Q&A with climate researcher Christopher Callahan GR ’23

Callahan, who recently co-authored a study about the economic impacts of climate change, explains that the financial aspect of global warming deserves attention.

by Taylor Haber | 3/28/23 5:00am

Source: Courtesy of the Dartmouth College Department of Geography

Geography PhD student Christopher Callahan GR ’23 co-authored a study which received news attention after a recent report by the United Nations’ Intergovernmental Panel on Climate Change. In the study, Callahan described the impacts of extreme heat on economic productivity, which cost the global economy an estimated tens of trillions of dollars. Callahan sat down with The Dartmouth to discuss the findings of his research. 

Climate change rarely seems to be discussed in economic terms. Why do you think that is?

CC: I think in some cases it’s because the economic impacts are not immediately obvious. There are major economic effects from, for example, extreme weather. We know that heat waves tend to kill crops and can damage infrastructure, and these are really visible effects for people. Certainly from the perspective of the agricultural sector, for farmers who grow crops, they are very aware of these socioeconomic impacts. But in a lot of other cases, researchers have found that climate change can put the brakes on economic growth in a more subtle way, in ways that are not immediately tied to a super obvious event like a hurricane. Nonetheless, they have longer term economic consequences. 

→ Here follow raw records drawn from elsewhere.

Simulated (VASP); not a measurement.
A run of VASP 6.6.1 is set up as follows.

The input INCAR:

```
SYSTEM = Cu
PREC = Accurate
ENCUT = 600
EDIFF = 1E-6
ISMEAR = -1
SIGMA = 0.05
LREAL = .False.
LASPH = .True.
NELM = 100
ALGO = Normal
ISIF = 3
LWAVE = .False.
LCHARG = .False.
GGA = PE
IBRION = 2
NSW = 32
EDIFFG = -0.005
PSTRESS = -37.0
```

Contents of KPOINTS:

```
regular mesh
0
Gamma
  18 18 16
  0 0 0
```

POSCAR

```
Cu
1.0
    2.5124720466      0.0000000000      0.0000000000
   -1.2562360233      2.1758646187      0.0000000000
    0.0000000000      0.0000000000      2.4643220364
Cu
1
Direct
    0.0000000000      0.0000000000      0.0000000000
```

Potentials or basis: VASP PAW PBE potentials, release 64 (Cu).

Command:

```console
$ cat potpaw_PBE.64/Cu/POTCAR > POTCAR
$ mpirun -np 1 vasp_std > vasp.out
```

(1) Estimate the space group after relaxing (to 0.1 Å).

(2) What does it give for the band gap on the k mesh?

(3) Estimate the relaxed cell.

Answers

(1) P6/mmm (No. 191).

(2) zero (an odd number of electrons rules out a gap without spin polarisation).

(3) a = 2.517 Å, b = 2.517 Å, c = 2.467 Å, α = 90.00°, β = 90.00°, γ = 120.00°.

What were the major findings of the study that you and Geography professor Justin Mankin published? 

CC: We found that the emissions from major emitters, such as the United States and China, have substantially altered the economic output of many low-income countries worldwide. Our work attempted to understand the economic effects of climate change, but also specifically link those economic effects back to individual major emitters contributing to the devastation wrought by climate change.

Your research indicates that the effects of extreme heat related to climate change have cost the global economy tens of trillions of dollars in recent decades. How did these estimates become so substantial?

CC: The first reason is because we are looking at the issue globally. This is a number that is aggregated across as much of the globe as we can find, meaning that even in any one location, you may not be experiencing trillions of dollars in economic losses. But the numbers get to be pretty substantial once you add up the costs over the last 25 years. The second is illustrating the fact that extreme heat is one of the most substantial impacts of climate change. In many respects, it is one of the most direct ways that global warming will impact people. The costs of climate change may not be as easy to tally up in other cases, but in the specific case of extreme heat, those costs end up being quite large. 

Can you describe the link between extreme heat and dire economic impacts?

CC: We know that heat waves can damage people, infrastructure and ecological systems. People get sick when it’s hot outside, and people can die when it’s hot outside. We know that infrastructure can melt or buckle or be damaged during short-term extreme heat events, and we know that crops are frequently destroyed. It also has a number of more subtle effects which are less thoroughly discussed. People are more likely to fall off ladders at work during heat waves, which imposes a productivity cost and a health cost. It’s all of these things that accumulate into these major economic costs. 

The study you co-authored with professor Mankin describes the effects of climate change as “globally unequal.” How does the disparity between developed and developing nations manifest itself?

CC: It manifests itself in a couple different ways. This disparity tends to have its major effects in places that are already hot. Say you’re in a tropical region, such as South America, or Central Africa or Southeast Asia. Those regions are already close to the danger zone of extreme heat, so to speak. You’re already close to the physiological thresholds for people or crops where even a little bit more heat would be really damaging. Critically, though, more temperate regions are also the places that have contributed most to climate change via emissions. The result is a situation where the places that are most contributing to climate change are not feeling the brunt of its effects, while the places being most damaged by climate-driven extreme heat have barely contributed to the climate crisis. 

How do you hope your scholarship informs the broader debate around climate change?

CC: One is focusing now and in the future on the ways in which climate change is already an economic problem. Global warming is not just a problem for our children but is a problem for us as well. I also do think that the ability to put things in economic terms is useful for people. It allows them to put a price tag on the cost we’re inducing and allows people to see that the costs of reducing our emissions are miniscule in comparison to the costs of those emissions in the first place. I do want to emphasize that economic costs are one of many effects of climate change. People are going to get sick. Cultural heritage sites are going to be damaged by rising seas. Species are going to be lost. All of these things can’t be captured in a price tag. We need to remain humble about our ability to tally up all the costs of climate change. 

This interview has been edited and condensed for clarity and length.